I have expressed this sentiment many times in the last several years as I have traveled for work and have visited refugee camps and met people who are in refugee and internally displaced situations.
More recently, as we have made some moves between not only homes but across oceans and to different continents, I have also somewhat jokingly expressed this somewhat opposite statement that is not as grave as the first:
There is something to being a refugee (i.e., being free from many household and worldly possessions that weigh one down and that tend to own a person rather than the other way around).
I returned last evening from my latest trip as a free-lance communicator here, for my work on my newest project of producing the annual report for 2008 for the Lutheran World Federation Kenya program. It was my first visit for this year’s annual report among the three projects that LWF Kenya operates. It was also my first visit to this particular project – the three refugee camps around Dadaab, which is a tiny town almost directly east of Nairobi and about 80 km from the Kenya-Somalia border and smack-dab on the equator. I flew there on Monday morning and back yesterday on a small-plane United Nations charter flight.
During my few days in Dadaab, LWF marked its first year of work in the three camps, although they have existed there since 1991. The camps are there because of the situation of anarchy, civil unrest and violence that has plagued Kenya’s neighbor, Somalia, for the last several years. Tens of thousands of people have been fleeing the situation for almost the past two decades, but it has gotten worse in the past couple of years, which is when LWF was asked to step in to address the influx of recent refugees.
I had been to LWF Kenya’s “flagship” project a few times before – Kakuma Refugee Camp in northwestern Kenya, which has housed tens of thousands of refugees from Southern Sudan. That is a well-organized, firmly established camp, which LWF has managed since 1993. Because LWF’s involvement in the Dadaab refugee camps is more recent, and because LWF was asked to come in to do some desperately needed organizing of the camp (the physical layout and of the people), I was interested in seeing the differences between the two camps. The circumstances of each camp’s creation and existence are also slightly different too, which made me see some new things that I had not seen on previous visits to Kakuma and other camps in other countries.
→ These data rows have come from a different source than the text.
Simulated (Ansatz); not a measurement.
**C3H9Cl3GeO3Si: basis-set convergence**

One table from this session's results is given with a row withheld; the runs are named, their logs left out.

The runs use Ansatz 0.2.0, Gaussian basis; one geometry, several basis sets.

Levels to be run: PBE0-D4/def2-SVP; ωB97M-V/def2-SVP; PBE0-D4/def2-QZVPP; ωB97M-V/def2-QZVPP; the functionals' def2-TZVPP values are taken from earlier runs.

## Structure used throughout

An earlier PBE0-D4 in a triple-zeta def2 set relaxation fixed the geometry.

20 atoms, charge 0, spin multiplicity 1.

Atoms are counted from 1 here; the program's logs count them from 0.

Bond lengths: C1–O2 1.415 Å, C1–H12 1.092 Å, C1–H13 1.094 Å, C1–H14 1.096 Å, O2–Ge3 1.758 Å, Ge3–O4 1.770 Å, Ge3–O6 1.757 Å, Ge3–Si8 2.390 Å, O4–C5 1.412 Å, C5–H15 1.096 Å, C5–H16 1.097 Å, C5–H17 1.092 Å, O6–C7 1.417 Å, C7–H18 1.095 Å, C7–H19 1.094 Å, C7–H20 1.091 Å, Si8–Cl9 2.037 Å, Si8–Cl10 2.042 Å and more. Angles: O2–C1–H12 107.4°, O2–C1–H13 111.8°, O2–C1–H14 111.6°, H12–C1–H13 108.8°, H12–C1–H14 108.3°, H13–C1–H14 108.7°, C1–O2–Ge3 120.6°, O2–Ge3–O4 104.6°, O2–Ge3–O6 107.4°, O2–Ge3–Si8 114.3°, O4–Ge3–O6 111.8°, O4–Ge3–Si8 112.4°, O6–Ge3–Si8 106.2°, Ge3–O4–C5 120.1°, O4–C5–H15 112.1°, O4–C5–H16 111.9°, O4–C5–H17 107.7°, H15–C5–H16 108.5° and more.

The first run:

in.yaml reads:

For these reasons – learning some marginally new things about refugees – even though I had been exposed to refugee situations before, I still believe in those statements about refugees, but see them slightly differently now. I knew before that those statements could be made in a derogatory light – that they speak ill of refugees and put me in a superior place above their situation, which often they cannot help. It places them in a position of pity from my perspective – “at least I’m not as bad off as them.” I’m well aware of that and work very hard in my work to not portray that attitude of my own (I have to be objective anyway and try not to inject my own opinions into my writing for other organizations) or such an attitude from the organizations I’m working for.
My visit to the camps around Dadaab and speaking to refugees exposed me to some other angles of being a refugee that I knew about before but had not seen so clearly in other situations. I spoke to some refugees who were very desperate for a number of reasons. Dadaab is in a very hot, dry, sandy, dusty and desolate part of the country. The region is essentially a desert. It feels quite isolated. The situation in the camps is dire, mostly because of space and land issues. There is a long list of problems I could list, a vicious cycle of problems, but suffice it to say there are a total of about 217,000 mostly Somalis living in the three camps around the town. The ideal number for each camp is 30,000 residents, but each is holding or approaching 80,000. About 200 refugees arrive unofficially and on their own each day, and there is nowhere to put them – no new land to expand to for new plots for each family.
There is a lot I could write about to describe this dire situation, but I will wait to write these things for the annual report I will produce in the coming months and then perhaps post some excerpts here. But I wanted to share here my personal feelings on the situation, not to say only that I’m glad I’m not a refugee but to name the flip side of that statement – to say what I am grateful for, what I have and what I can do. So, following my visit to Dadaab, here is a reminder of what I am thankful for:
- My family, especially my wife and daughter. I have not been separated from them by force. We are able to live together. Neither has been killed and taken from me by war. Sarah and I have not been forced by extreme economic circumstances to separate so that one of us can go to work for better pay in a better place.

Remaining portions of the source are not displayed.